Bolero is making changes to its strategy in a bid to fulfil its original goal – set two decades ago – of dematerialising trade.

Bolero was launched back in 1998 as an EU-funded research initiative to enable the dematerialisation of cross-border trade processes. GTR speaks with its new chairman, Dani Cotti, who has big plans for Bolero’s future, through a process he calls “the most serious attempt ever to digitise trade”.

GTR: How is the new strategy different to the company’s historical approach?

Cotti: At the moment, Bolero delivers a secure, cloud-based messaging platform.

We have five key assets to build from in executing our strategy. Number one is obviously the secure cloud-based messaging platform. Number two is the title registry. Number three is the matching engine. Number four is the rulebook, which all of our members have signed up to. It clearly outlines all of the legal rights and obligations of all of the parties. Number five is that we have over 100 XML trade document definitions that we exchange in our system.

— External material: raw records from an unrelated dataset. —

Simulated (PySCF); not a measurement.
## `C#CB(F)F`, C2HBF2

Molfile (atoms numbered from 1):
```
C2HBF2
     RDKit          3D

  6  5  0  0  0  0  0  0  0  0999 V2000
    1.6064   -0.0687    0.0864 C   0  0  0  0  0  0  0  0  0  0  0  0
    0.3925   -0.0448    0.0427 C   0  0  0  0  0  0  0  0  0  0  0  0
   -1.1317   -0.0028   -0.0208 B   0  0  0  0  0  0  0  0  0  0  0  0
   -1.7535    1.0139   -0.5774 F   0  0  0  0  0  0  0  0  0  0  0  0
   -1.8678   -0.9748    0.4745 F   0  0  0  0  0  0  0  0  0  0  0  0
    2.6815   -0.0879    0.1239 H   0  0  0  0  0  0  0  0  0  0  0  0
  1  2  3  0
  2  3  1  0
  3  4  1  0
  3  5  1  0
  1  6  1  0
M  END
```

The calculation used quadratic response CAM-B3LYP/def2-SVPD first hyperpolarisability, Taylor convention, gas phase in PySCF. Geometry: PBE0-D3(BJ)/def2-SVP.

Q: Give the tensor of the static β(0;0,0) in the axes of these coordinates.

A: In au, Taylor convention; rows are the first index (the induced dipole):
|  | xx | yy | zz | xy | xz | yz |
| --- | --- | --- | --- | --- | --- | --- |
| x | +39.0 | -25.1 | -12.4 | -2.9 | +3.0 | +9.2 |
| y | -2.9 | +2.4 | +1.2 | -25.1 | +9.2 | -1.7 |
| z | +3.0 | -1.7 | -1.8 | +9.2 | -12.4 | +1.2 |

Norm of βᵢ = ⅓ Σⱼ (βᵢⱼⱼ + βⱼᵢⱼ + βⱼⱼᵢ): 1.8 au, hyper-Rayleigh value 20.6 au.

If you look at trade, there are four activity areas. You have the physical goods, the trade instruments and documents, the networks and service providers, and the whole financial arena with risk transfer, funding, liquidity and payment. We are providing connectivity and messaging around all of this for buyers and sellers. At the moment, we are actively involved with LCs, guarantees and e-presentation as well as functionality supporting open account document matching. Our vision is to become active in the whole trade circle. There are e-collections, e-settlements, e-finance, e-goods release/ownership and, ultimately, an e-trade exchange. It is a very different world.

Whoever wants to digitise trade has to deal with these facts and build some of this. The good thing about Bolero is that we have the supporting components that we can combine to deliver solutions.

We are going to build this out over the next three to four years: this is obviously a long-term, strategic push.

We have two solutions to start with. One is called electronic collections. With documentary collections, you can ask any bank around the world and they will tell you it is more or less all done manually. Physical documents are being put in an envelope and sent, either directly to the collecting bank, presenting bank or via the remitting bank. We can do this electronically. It is the same principle as in e-presentations. The seller comes with electronic documents. We pass them over to the remitting banks, the presenting banks and the buyer.

The other is electronic contract settlement. The buyer loads up purchase orders and these are presented to the seller. The seller submits an advanced shipping notice which we match against the purchase orders and produce supporting trade documents.

GTR: What is the ultimate goal?

Cotti: Over the last 15 years, various attempts have been made to digitise trade. Progress has been made. A network, and assets, have been built, which did not exist before. Now is the time to leverage these assets, together with the new world of digitisation and the new technologies. Whether you use distributed ledger technology for this or not is a secondary thing. It is an enabler. It does not change the commercial aspects of it.

Our ultimate goal is the digitisation of global trade by taking a buyer/seller-centric approach to the settlement of commercial contracts. We see the integration with banks, adjacent space applications, networks and technologies as being pivotal to the achievement of this vision. Bolero has unique attributes that enable this to happen and we are working to bring this to market.

GTR: In what ways may your efforts be hindered?

Cotti: Teaming up with the wrong parties. Bolero is a small company but growing from the current base of around 30 people. We are opening a branch in Shanghai, and we have invested in growing our team in Singapore and the UK. Our success will come from having the right people and partnerships in the right places to execute the strategy.

GTR: How will you measure your success in the future?

Cotti: In five years, my vision is that we have signed up B2B networks to substantially grow the Bolero ecosystem and deliver end-to-end contract settlement capabilities. We are starting from a strong domain expertise in some assets, and we are building up solidly as we go along. We know that we cannot do it alone, so we need partnerships with complementary organisations and especially the banks. What we know is that we do not want to become a payments processor or a supply chain funder, we will inter-operate with these adjacent services. Trade is made up of a whole series of trigger events and alerts that can be digitised and routed to the right parties to facilitate transaction completion. There are solutions that are excellent and state of the art. But ask anyone the question: ‘What happens after it? What is the output?’ I guarantee you that the output is an email, or a fax or somebody keying the data into another system. We are combatting that. We are connecting the parties, without taking away anything from anybody. I think that is the key strategic and philosophical approach that I would like to get out there.

We are a non-threatening partner in this digitisation role. The banks do what they do. Insurance companies do what they do. Buyers and sellers do what they do. We are just connecting them and making the process more efficient. Basically, the value proposition is improved cashflow and working capital, whilst increasing efficiency, quality and security. The security aspect is obviously important and we continue to invest in the Bolero platform in this area.